I’m keeping our dogs on leash for the next few days. Don’t want them finding injured or dead chickens and getting bad ideas! This day SUCKS!
Spring is here according to the calendar but our weather seems to be confused. This week we’ve had snow and hail and this morning we woke to a layer of frost on everything. Last week we had a dry day, not sunny but at least not raining. We took advantage of it and got some yard work done.
I emptied out some of our Earthboxes and filled them with fresh soil and was able to plant some strawberry and mint plants. I’m planning on getting some seeds started in the other planter. While I was working with the planters, Ryan used our new (electric) lawn mower and got the front yard all mowed.

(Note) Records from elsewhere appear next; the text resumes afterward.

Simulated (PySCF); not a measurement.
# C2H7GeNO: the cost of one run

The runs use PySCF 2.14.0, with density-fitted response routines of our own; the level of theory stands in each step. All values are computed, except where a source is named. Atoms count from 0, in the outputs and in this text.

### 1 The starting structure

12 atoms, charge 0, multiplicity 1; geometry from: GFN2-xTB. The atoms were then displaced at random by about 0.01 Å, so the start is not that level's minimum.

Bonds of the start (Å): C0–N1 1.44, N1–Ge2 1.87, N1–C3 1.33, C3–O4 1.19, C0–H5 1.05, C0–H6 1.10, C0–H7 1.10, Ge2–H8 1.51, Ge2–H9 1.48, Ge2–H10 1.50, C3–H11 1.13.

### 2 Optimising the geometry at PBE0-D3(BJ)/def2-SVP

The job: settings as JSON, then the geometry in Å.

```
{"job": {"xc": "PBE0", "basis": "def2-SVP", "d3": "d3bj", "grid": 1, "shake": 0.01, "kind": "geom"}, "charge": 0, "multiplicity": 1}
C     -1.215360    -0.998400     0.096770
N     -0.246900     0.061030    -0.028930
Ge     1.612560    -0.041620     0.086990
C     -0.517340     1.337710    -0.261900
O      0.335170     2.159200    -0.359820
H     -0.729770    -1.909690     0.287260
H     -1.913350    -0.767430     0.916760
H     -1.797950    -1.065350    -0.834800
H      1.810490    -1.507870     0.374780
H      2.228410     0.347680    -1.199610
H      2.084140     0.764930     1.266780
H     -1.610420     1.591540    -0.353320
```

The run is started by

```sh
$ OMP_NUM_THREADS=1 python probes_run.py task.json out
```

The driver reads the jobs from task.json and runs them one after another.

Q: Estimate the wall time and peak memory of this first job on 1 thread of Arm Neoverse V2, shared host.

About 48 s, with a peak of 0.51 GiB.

Yesterday evening the weather was nice for awhile so he went out and mowed the section behind the house. The chickens were very happy with the newly cut grass. Speaking of chickens we never did find any sign of Mango. We trimmed all the other hens wings so they can’t get over the fence.
I haven’t felt good in quite a while. Achy, fatigued, moody, just not all that great. I’ve also been putting on weight, getting up to the heaviest that I’ve ever weighed at 174lbs. I’ve been a fan of going barefoot — made a huge difference for my plantar fasciitis — but I haven’t really been exercising much. After a recent photo, just seeing how much weight I’d gained in my face and body, I decided to look more into some things I’d heard about including more nature-based exercises, and a diet of healthier eating. That all led me to look into folks like Robb Wolf and Mark Sisson, both of who advocate for eating based on what our hunter-gatherer ancestors would have eaten before agriculture developed. Plants and animals, but not grains and sugar. After reading some of the content online we ended up starting with Mr. Sisson’s The Primal Solution. We took the plunge with our shopping and spent most of our money on food from the vegetable/fruit and meat sections of the store. Still lots to learn, but the results in others like the Unconquerable Dave are encouraging.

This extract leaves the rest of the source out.